Bug 1013413 - Allow updating validator hashes without redeployment, and ... #445

kmaglione · 2015-02-06T01:24:31Z

This depends on the related validator pull request which allows it to accept these checksums.

Some notes on particular changes:

When I tried to test these changes with DRF enabled, I came across a lot of brokenness. I think I wound up fixing a lot of code that only applies to three-legged auth and isn't actually used, and then fixed a few things that applied to three-legged auth and broke during my testing. I also left in some code for switching between three-legged and two-legged auth that can be removed if that's not something we'll ever be doing.

In any case, since DRF is currently switched off, if those changes significantly complicate matters and might delay the review, I'll move most of them to a separate PR.

I also made some changes in api/views.py, namely APIView.__call__ that were necessary for an earlier implementation of my code, but aren't now. I'd be happy to remove them, if they're objectionable, but I think they're an improvement, so I've left them.

I think the rest of this is pretty straightforward. The main changes are:

App and checksum metadata are now passed to the validator directly as python objects, rather than being written to intermediate files.
Checksum data now has a public page letting developers know what is and isn't supported.
Checksum data can be fetched and update via the API. I decided to go this route, rather than an admin page, mainly so we can update libraries routinely without requiring much manual process, but also because Marketplace has been going down the route of converting admin pages to API calls. I'm also considering adding a utility to the validator to fetch production checksums from AMO for local use.

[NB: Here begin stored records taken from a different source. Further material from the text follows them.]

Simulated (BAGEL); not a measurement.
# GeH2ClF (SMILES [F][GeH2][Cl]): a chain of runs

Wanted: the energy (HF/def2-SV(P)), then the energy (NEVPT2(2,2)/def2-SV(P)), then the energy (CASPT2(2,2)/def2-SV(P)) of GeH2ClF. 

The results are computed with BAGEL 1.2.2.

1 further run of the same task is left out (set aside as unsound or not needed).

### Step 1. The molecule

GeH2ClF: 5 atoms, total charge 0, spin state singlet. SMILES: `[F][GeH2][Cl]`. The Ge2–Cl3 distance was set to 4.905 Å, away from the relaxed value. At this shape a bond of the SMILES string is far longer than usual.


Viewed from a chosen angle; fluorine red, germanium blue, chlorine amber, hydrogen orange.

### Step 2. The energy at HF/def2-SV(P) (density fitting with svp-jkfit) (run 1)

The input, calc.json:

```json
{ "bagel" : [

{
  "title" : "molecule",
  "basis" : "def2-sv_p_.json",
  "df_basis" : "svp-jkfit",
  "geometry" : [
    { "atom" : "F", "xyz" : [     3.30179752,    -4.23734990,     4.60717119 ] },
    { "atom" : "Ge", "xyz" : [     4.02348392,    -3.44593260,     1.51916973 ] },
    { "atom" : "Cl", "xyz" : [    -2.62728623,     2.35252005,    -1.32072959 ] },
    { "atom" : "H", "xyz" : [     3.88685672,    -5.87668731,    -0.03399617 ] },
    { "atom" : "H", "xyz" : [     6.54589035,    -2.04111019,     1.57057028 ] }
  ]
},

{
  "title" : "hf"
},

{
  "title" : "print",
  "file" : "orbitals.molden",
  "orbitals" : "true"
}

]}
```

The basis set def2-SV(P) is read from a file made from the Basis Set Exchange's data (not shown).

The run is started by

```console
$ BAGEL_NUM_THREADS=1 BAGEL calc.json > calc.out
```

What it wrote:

mstriemer · 2015-03-03T20:34:03Z

apps/api/middleware.py

@@ -40,15 +40,25 @@ def process_request(self, request):
        if not hasattr(request, 'authed_from'):
            request.authed_from = []

+        three_legged = False


Mind putting this in settings instead?

mstriemer · 2015-03-03T21:21:24Z

Many test failures looking for libraries.json. I'm assuming because this isn't pointing at the right amo-validator version.

kmaglione · 2015-03-03T21:26:02Z

Yeah. I ran the tests against the correct validator version locally, but since we moved it to PyPI I can't update the version in this repo until that gets published.

mstriemer · 2015-03-03T21:30:55Z

I'm not crazy about the API being one endpoint to set all of the data. I think it would be a lot nicer to have a FileHash model or something that has id, framework, version, filename, banned, hash columns or whatever seems useful. Using a model and accepting one row at a time should remove the complexity of the ChecksumsForm class which is doing a lot of manual type checking.

Pulling the data back out of the db in the right format might add a few seconds of processing time but we can deal with that if it is too slow.

mstriemer · 2015-03-03T21:39:01Z

Can you update requirements/prod.txt to have -e git+https://github.com/kmaglione/amo-validator@framework-stuff#egg=amo-validator instead of amo-validator==<version> for now so we can see the tests pass?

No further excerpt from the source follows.